La Scena Musicale

Wednesday, 2 May 2012

This Week in Toronto (May 7 - 13)

Claudine Domingue, COC Director of Public Relations and Jennifer Pugsley, Media Relations Manager, briefing the press during a media preview of the 450 year old temple used as the set for Handel's Semele (Photo: Joseph So)

Handel's Semele, the third and final production of the Canadian Opera Company's spring season opens on May 9 at the Four Seasons Centre. This Theatre Royal de la Monnaie 2009 production is directed by Chinese visual and performance artist Zhang Huan that places a western work in an eastern setting.  The centerpiece of the production is a 450 year old temple, which he purchased in 2007. In a media event hosted by the COC, the press were given the background information on this unique set. After its Brussels premiere, it was staged in Beijing in 2010, the first major staging of a Baroque opera in China. Zhang's Semele draws on parallels between Western and Chinese mythologies, so it promises to be a uniquely entertaining show. Canadian coloratura Jane Archibald is Semele, and Allyson McHardy is Juno. American tenor William Burden sings Jupiter in his COC debut. Canadian soprano Katherine Whyte, who sang Iphigenie last fall, is back as Iris. Baroque specialist Rinaldo Alessandrini conducts.  There are a total of eight performances plus a special COC Ensemble Studio performance on May 23. At the Richard Bradshaw Amphitheatre on May 10 noon, members of the COC Orchestra are playing a free concert of French Salon Music for Wind instruments, as part of the COC Orchestra Chamber Series. Johannes Debus is at the helm. Be sure to show up an hour ahead for a seat.
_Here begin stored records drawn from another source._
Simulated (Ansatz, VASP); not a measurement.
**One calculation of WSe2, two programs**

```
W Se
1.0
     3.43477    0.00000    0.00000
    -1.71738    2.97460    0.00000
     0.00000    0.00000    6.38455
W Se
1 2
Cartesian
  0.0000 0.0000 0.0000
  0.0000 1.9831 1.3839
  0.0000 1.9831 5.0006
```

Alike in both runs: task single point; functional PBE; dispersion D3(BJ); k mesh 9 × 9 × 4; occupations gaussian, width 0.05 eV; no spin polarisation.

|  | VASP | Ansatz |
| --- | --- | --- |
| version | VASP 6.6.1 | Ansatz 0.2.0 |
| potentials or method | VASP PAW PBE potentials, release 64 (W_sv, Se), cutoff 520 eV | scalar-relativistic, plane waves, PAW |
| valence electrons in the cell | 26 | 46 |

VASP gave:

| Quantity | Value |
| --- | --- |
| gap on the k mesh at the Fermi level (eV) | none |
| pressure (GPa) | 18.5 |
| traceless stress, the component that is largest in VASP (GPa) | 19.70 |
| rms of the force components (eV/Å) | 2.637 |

The Toronto Symphony Orchestra presents Holst The Planets, a piece that used to be more frequently programmed.  Joaquin Valdepenas is solo clarinet in John Corigliano's Clarinet Concerto. A third piece on the program is new to me - Canzon per sonare No. 27 by Gabrieli. Peter Oundjian conducts. Two performances, May 9 and 10 8 p.m. at Roy Thomson Hall.  If you have kids at home who are hockey nuts, take them to The Hockey Sweater, written and narrated by Roch Carrier. According to the TSO website, it's about a boy who had to wear a Maple Leafs sweater in a Quebec town - yikes! It's conducted by Alain Trudel and hosted by Ken Dryden.  Given the short attention span of kids, the two performances on Saturday May 12 are short, at 1:30 and 3:30 p.m.

On May 11 8 p.m. at the Glenn Gould Studio, Sinfonia Toronto under the baton of its music director Nurhan Arman is presenting pianist Anya Alexeyev in Beethoven's Piano Concerto No. 4 (chamber version). Other pieces on the program are Dvorak's Quintet Op. 77 (orchestral version), plus a new work by Teehan called Lament for Lost Hope

The great pianist Emanuel Ax is making one of his frequent - and very welcome - return to Toronto. This time he is appearing at Koerner Hall in a recital featuring the works of Copland, Haydn, Beethoven, with the centerpiece being Schumann's Symphonic Etudes. Performance on Sunday May 13 at 3 p.m.

Finally, I want to mention the special Met in HD presentation of Wagner's Dream, which documents the making of the Lepage Ring which has captured the imagination of opera lovers world-wide.  I attended a media preview of this 1 hour 50 minute documentary on Wednesday morning (May 2) in Toronto.  Having seen all four operas as their were transmitted by satellite over the last year and a half, I must say that my own reaction has been quite mixed.  There were moments when I was totally blown away by the technological wonderment of it all, and other times when I felt that the "machine" was a bit of a double-edged sword, almost a straitjacket preventing any but the blandest attempt at a directorial concept staging.  Now having seen the documentary, I have come to a greater appreciation of the enormity of this project.  Some of my original thoughts still stands, such as the lack of a directorial interpretation.  But I feel that this production can be further tweaked to improve it in future revivals.  As each segment of the Ring was premiered, I noticed an improvement - Rheingold wasn't so great, but with each subsequent segment, the staging improved.  Walkure was wonderful and so was Goetterdammerung. Visually it is stunning in all segments. And the Met benefited from the participation of excellent singers - Voigt an emotionally engaged Brunnhilde, Jay Hunter Morris an impossibly visually perfect Siegfried, and most of all Bryn Terfel a vocally magnificent Wotan.  Anyone interested at all in Wagner and the Ring, this documentary is an absolute must-see.  It will be screened on May 7 6:30 p.m. at all participating theaters in Canada.